After going 16-0 and setting the NFL record, would making it to the Super Bowl and not winning it be a major disappointment?
Our goal going into the season wasn't to go 16-0. We wanted to win one game at a time 16 times, then get into the playoffs and win three more. We'd be disappointed the same if we had gone 8-8 instead of 16-0 and not win the Super Bowl. There's always got to be a story in the NFL. The one going around now is can we make it to 19-0.
Was there any pressure on the team to keep winning and set the record?
At first, no. But as it kept building and the media kept writing about it, we began feeling the pressure our last four games. When we went for the record against the Giants in our final game, it was like the Super Bowl. There was more media people there than I think I've ever seen at a game. It was ridiculous. I have to credit our coach, Bill Belichick, for keeping us focused. He had some distractions of his own, but he shielded us from them.
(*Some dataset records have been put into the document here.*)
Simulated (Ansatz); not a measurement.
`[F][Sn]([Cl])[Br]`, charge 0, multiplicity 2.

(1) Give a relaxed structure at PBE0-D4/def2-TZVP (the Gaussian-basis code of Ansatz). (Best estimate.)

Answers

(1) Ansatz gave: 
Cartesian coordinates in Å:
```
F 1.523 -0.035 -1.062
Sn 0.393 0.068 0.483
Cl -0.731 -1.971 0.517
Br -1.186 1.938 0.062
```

How about the other single-season records, most points scored (589), most TD passes thrown (Tom Brady, 50), most TD passes caught by a receiver (Randy Moss, 23)?
It was a fun season. It seemed like it happened and we didn't realize it was happening until it did. The way we operate, it's business as usual at all times. But with a quarterback like Tom Brady and a receiver like Randy Moss, you can expect to see records fall.
Moss has been a media target for his negative escapades. What's he really like?
Funny and always smiling when he talks. Randy would give you the shirt off his back, but don't cross him in the wrong way. He's a genuine person, comes back to the huddle and helps other players by telling us what the defense is doing. He's a great football talent and is very smart. We're glad to have him.
There were some close games that you and your teammates were able to pull out. How did you guys keep doing it?
Our games against the Colts, Giants and Ravens come to mind right away. We were able to come back because we have confidence in ourselves. It doesn't just happen on Sunday. During the week at practice, coach Belichick puts our offense in all sorts of situations -- goal line, third and long, two-minute drills. We see it all before we get into Sunday's games and anything we do is not something we haven't run before.
Is there any team you'd rather not face again in the playoffs?
Several. There is no easy road to the Super Bowl. We hear that we are one of the greatest-ever teams and are a lock to get there, but Jacksonville, San Diego, Indy, Tennessee and Pittsburgh, they are all capable of beating us.
What did you think about so many free agent signings in the offseason, something out of character for the Patriots?
I was surprised because it didn't happen like that in my first two seasons. We brought in another tight end, Kyle Brady, and receivers Randy Moss, Wes Welker, Donte' Stallworth. They contributed to what we want to do and it was a matter of everyone jelling together.
You missed several games with a high ankle sprain but were able to quickly come back and play. Was it tough sitting out?
I injured it early in the season and was out two games. I missed two more after re-injuring it against Pittsburgh but came back and played against the Giants in our last game because we were out of tight ends. It was no big deal to come back. At this time of year, almost everybody is playing at about 70 percent healthy because it's a long season. That's what's good about our first-round bye. It gives us time for our injuries to heal.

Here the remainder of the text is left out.